“Top enterprises think more strategically about their networks, don’t tolerate operational silos, and invest in the necessary tools for effective and secure infrastructure,” said Scott Fulton, executive vice president of products at Infoblox. “The results are clear—fewer outages and breaches, as well as better alignment with the business needs of their organisations.”
Respondents to the survey were asked a series of questions about their practices in a range of areas, such as security, operations, and visibility. Infoblox then compared those who most closely adhered to best practices (top-tier) with those who deviated the most (bottom-tier). Top-tier organisations, in the survey results, are dramatically differentiated in achieving their outcomes and taking a strategic approach to making IT a key business enabler.
Top-tier Organisations are More Serious about Network Protection
Top-tier organisations are more committed to network protection in a variety of ways:
· Top-tier organisations automate basic network tasks so they can focus on more strategic items.
· They banish silos: 100 percent of top-tier organisations report moderate to complete cooperation between network, security, and app teams.
· They mine DNS and DHCP data for security purposes. Roughly half of the top tier use DNS and DHCP data to discover new devices on the network, versus none of the bottom tier.
· Top-tier organisations are more than four times as likely to invest in technology such as machine-readable threat intelligence, security information and event management (SIEM) solutions, and automated tools that detect when new devices enter the network.
· They are three times less likely to understaff their security teams.
Top-tier Organisations Enjoy Better Business Outcomes
Top-tier enterprises are more agile and strategic. They provision new users, servers, devices, and apps much more quickly than bottom-tier organisations. And they are 2.3 times as likely to say they focus more on strategic tasks than tactical.
The Infoblox Network Protection Survey found that adhering to industry best-practices results in better outcomes:
· Greater internal customer satisfaction: Top-tier enterprises have IT departments that are roughly twice as likely to have somewhat to extremely satisfied stakeholders within the business—C level and users alike.
· Stronger security: Top-tier organisations reported no security-incident related outages or data breaches, while bottom-tier organisations reported an average of three security-incident related outages and one data breach. Top-tier organisations are also much more likely to achieve internal and external compliance.

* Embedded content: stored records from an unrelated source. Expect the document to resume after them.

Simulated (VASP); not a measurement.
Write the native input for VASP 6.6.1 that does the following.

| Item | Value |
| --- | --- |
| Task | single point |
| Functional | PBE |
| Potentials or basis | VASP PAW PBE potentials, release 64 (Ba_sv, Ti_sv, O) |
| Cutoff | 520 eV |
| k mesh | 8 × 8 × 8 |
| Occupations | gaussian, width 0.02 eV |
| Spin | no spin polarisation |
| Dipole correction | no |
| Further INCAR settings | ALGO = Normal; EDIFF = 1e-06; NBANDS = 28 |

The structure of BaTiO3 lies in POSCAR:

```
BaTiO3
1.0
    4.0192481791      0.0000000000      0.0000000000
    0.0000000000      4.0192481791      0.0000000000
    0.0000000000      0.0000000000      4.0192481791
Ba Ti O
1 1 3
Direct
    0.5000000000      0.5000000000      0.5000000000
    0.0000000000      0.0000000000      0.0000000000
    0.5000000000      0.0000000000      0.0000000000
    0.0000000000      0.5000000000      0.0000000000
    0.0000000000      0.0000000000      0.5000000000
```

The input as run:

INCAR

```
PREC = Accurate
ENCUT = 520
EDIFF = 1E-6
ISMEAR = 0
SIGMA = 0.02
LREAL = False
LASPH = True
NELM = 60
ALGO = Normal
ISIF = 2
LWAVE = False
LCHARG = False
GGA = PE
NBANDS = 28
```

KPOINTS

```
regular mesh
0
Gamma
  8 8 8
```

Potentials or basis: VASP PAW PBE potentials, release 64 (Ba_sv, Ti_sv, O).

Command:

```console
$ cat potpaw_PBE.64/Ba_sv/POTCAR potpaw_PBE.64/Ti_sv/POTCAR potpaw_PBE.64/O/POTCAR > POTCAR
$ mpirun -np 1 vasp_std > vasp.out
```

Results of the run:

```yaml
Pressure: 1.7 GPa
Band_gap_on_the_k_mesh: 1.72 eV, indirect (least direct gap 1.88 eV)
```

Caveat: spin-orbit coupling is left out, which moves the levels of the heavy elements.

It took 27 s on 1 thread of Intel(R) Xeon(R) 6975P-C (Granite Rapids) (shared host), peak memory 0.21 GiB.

· Networks that run more smoothly: Top-tier IT teams are roughly twice as likely to meet SLAs and 10 times as likely to remediate security events “extremely quickly.”
· Better visibility into and control over infrastructure details such as IP addresses, malicious DNS traffic, and trusted users deviating from appropriate behaviour: Top-tier organisations are four times more likely to report having complete control over their IP addressing.